IRS Advanced Analytics Program (AAP) needs to build, optimize, and maintain data pipelines and feature engineering workflows to support AI/ML model training, deployment, and monitoring for mission teams.
Requirements
- 5+ years of data engineering experience with AI/ML-focused projects.
- Hands-on expertise with Databricks, Spark, Delta Lake, and MLflow in the context of AI/ML pipelines.
- Proficiency in Python, SQL, and data transformation frameworks.
- Experience delivering feature engineering and data prep for model development and operationalization.
- Familiarity with ETL orchestration tools (Airflow, Databricks Workflows, or similar).
- Knowledge of CI/CD integration for data pipelines (Terraform, Git-based workflows).
- Awareness of AI/ML lifecycle data needs (training, validation, inference, retraining).
Responsibilities
- Design, build, and maintain data pipelines in Databricks (Spark, Delta Lake, MLflow) specifically tailored for AI/ML and GenAI use cases.

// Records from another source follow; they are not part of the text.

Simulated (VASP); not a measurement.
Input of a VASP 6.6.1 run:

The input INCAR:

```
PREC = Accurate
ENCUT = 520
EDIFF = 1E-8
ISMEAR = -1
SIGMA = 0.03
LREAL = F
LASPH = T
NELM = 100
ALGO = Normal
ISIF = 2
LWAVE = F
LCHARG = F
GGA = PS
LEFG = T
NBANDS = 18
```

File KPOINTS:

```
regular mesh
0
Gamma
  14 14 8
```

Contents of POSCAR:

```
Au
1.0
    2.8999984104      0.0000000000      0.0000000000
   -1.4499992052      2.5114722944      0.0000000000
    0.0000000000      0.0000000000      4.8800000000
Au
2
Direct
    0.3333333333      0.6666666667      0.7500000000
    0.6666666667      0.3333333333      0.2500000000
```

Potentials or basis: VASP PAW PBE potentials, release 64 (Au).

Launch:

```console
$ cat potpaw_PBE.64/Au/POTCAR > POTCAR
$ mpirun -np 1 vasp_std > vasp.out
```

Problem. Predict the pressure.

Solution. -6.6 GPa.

- Implement data ingestion, transformation, and feature engineering workflows that feed model training and inference processes.
- Collaborate with mission data scientists to ensure datasets are optimized for model development and experimentation.
- Integrate pipelines into CI/CD workflows for automated, repeatable, and compliant model operations.
- Optimize data workflows for performance, scalability, and cost-efficiency across multi-tenant workloads.
- Apply governance and security controls (Unity Catalog, IAM, audit logging) to protect sensitive IRS data.
- Support data validation, schema enforcement, and quality checks to ensure reliable model outcomes.
Other
- Must be a U.S. Citizen with the ability to obtain and maintain a Public Trust security clearance.
- Strong problem-solving and collaboration skills with architects, MLOps engineers, and mission data scientists.